I’ve written a tool to speed up the download time for large datasets which can be parallelized using
multiprocessing.pool.ThreadPool. My primary use case is for downloading historical price data, such as crypto prices, but I want to the tool to be open-ended enough that it could be used for any similar use case. I’m looking for some ideas on how to make the library easily adapted to whatever API a developer is working with.
One challenge I haven’t solved yet is how to limit the number of max connections per given timeframe. Any help on this would be appreciated.
The other matter I’m contemplating is how to simplify the post-processing step after the download completes. The tool will output one file for every payload received, so the end result is a folder of files, which then need to be merged together into a CSV. I’d like to make it easy for developers to provide a set of instructions the library can apply to the data before merging it all together. Some data providers will give us JSON, and others will give us CSV. Some companies will form each JSON element as key-value pairs, while others will form each element as a list. So in the first scenario, we have the column name included in every row, but in the second scenario, we may not have the columns names in our data at all. Additionally, for JSON data, we probably need to specify a branch of the JSON object that we want to keep. For example, with data from Bitstamp, the code to extract just the array of historical records is:
items = r.json()['data']['ohlc']
I don’t want end users of the tool to be forced to process the output files themselves, but I do think they should have the option. What would be a way to implement a tool that could do this? I’m thinking along the lines of using a YAML or JSON config file, where operations that the tool can perform are specified as elements in an array, and some operations may accept options. But another method could be to have the developer provide a function that receives the file content as a string, and expects the function to return an object of a certain type, but what type that should be, I’m not sure. A string response, or a list of strings, may work, but a pandas dataframe would probably be more useful for ensuring proper row order. Thoughts?
To make the tool open ended I would keep it in three parts:
- The data collector itself.
- The manifest that is interpreted by the collector and which contains the prescriptive format that the data source needs to be interpreted as.
- The interpreter that reads the manifests and gives that as a task to the data collector.

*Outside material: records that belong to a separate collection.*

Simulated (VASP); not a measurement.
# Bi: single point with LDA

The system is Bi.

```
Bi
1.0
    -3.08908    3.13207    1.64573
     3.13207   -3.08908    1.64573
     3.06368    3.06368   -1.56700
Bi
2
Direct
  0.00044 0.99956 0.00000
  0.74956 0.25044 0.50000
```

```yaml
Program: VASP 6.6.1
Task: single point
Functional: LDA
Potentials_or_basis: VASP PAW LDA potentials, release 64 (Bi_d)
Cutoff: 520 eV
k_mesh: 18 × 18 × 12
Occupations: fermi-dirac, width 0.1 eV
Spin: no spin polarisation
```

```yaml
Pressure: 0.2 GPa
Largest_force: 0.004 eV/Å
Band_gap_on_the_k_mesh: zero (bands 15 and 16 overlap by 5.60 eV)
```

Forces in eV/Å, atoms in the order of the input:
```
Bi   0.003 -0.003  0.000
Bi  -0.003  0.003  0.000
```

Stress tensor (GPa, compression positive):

Finally I would shy away from using CSV. I’ve spent 20 years parsing CSV files and they contain an intractable problem summarised by the W3C: CSV on the Web: Use Cases and Requirements
See more here: github pandas issue 42479 and here: root-11 notes on text as tables
Instead I would recommend to collect the data in HDF5 using h5py as interface as HDF5 gives concurrent reads/writes and has a searchable structure.
… Just my 5p
Do you mean the connection event itself? Or the whole connect/download process?
I would be inclined to use a
Semaphore for this. Set the semaphore to the max connections in your timeframe. Surround the whole connection/fetch with your semaphore:
… or just the “connect” if you’re just rate limiting the connections.
Have a separate ticker function which polls the semaphore value as time passes, and calls
sem.release() as the time allows more connections. You’ll need a little mucking about to avoid an underflow (too many
release() calls). I once wrote an
AdjustableSemaphore class for this kind of thing, code here: Bitbucket
It is not heavily tested, but I’d use it to give the semaphore more capacity as the time passed in the ticker.
@root-11 I hear you on the CSV issue. Thanks for sharing this link, this is really on point. I think you’re right, CSV should not be the recommended or only output option from this tool. I picked CSV because it seemed to be preferred by pandas, and I’m just recently wading into the data science world. I’ll experiment with h5py, thanks.
@cameron yes, I need to rate-limit the connections. Certain data providers ban IP’s if they exceed the max concurrent connections per given time period. Thanks for the advice and bitbucket link, this looks like the thing I was needing!
FYI, you can
pip install cs.threads if you want the class trivially.
The other crude but simple approach you could take is like this:
mutex = Lock()
i.e. require a mutex for the connect, release it the right amount of time later to prevent a too-fast connect afterwards.